David Dreman uses a contrarian investing approach in an attempt to profit from irrational heuristic thinking. Today I want to discuss Dreman’s suggestions to protect yourself from such harmful cognitive biases.

With regard to the representativeness heuristic, Dreman suggests focusing on relevant factors that may result in an entirely different investment result. Do not be blinded by similarity. Sometimes only a slight similarity is necessary to significantly resonate with us especially if a big profit/loss was realized in the previous instance.

Dreman cautions against being influenced by short-term returns of a money manager, analyst, or any kind of financial adviser. The better the numbers, the more alluring the results but this is based on an insufficiently small sample size. Look for stronger supporting evidence like a longer term track record.

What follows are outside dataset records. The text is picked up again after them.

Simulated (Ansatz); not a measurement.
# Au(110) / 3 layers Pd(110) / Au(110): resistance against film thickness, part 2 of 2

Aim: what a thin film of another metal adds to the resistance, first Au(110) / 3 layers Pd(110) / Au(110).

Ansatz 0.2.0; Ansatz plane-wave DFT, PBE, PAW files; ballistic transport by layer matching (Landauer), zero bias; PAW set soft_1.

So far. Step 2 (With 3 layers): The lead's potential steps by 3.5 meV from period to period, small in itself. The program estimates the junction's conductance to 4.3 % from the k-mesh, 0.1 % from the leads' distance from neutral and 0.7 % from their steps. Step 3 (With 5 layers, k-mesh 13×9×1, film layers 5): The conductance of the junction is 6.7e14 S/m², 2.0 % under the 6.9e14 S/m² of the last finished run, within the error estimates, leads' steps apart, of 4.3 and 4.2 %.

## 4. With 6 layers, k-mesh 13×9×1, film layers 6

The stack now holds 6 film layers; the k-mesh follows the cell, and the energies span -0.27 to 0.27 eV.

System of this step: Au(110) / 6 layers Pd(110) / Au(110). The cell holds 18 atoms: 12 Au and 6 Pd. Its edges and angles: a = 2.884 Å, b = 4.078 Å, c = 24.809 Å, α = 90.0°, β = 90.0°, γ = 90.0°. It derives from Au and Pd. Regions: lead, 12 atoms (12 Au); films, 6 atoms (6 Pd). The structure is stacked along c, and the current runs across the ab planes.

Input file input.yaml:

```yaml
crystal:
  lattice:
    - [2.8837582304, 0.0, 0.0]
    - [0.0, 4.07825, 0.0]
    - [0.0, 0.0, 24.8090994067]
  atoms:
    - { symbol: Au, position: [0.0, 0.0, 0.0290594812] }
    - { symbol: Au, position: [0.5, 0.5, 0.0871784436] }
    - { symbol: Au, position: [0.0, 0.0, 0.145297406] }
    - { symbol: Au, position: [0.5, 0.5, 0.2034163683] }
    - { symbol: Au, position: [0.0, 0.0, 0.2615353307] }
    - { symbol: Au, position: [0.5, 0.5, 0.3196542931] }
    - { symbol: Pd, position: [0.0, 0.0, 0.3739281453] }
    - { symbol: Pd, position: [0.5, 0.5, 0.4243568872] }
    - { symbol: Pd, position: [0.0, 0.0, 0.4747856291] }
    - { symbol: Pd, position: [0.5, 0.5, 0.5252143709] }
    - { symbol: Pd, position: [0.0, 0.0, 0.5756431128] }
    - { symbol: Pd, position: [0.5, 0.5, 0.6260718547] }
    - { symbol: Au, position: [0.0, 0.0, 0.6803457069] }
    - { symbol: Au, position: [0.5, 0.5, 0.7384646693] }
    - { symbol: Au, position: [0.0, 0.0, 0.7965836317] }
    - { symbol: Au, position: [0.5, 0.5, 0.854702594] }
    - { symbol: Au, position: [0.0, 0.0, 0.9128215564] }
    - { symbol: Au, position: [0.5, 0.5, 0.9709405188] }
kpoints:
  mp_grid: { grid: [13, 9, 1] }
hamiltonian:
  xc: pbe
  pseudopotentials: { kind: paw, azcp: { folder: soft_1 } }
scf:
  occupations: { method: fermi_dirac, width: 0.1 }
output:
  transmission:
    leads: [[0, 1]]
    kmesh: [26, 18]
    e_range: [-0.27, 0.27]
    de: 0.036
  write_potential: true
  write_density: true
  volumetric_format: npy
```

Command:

Dreman suggests being doubly cautious of short-term returns when they deviate significantly from long-term averages. This applies to performance of money managers, analysts, and advisers as well as to individual stocks or funds. Mean-reversion is the rule, not the exception.

Dreman recommends patience with new investment strategies rather than expectation of quick success. Investors are more likely to adopt strategies that have recently done well, which implicates mean-reversion as an immediate headwind. One way to offset this would be to enter a strategy when it seems somewhat out-of-favor. Such a strategy has already mean-reverted or is broken altogether, in which case future outperformance will no longer result. Only in retrospect can these two possibilities be differentiated.

These are four ways to prevent biases from affecting your investing decisions.

Dreman suggests purchasing out-of-favor stocks (e.g. low price-to-earnings ratios) as one way to profit from the biases of others. While this idea sounds good, as with most other strategies I would be interested to see a large backtest to better understand context.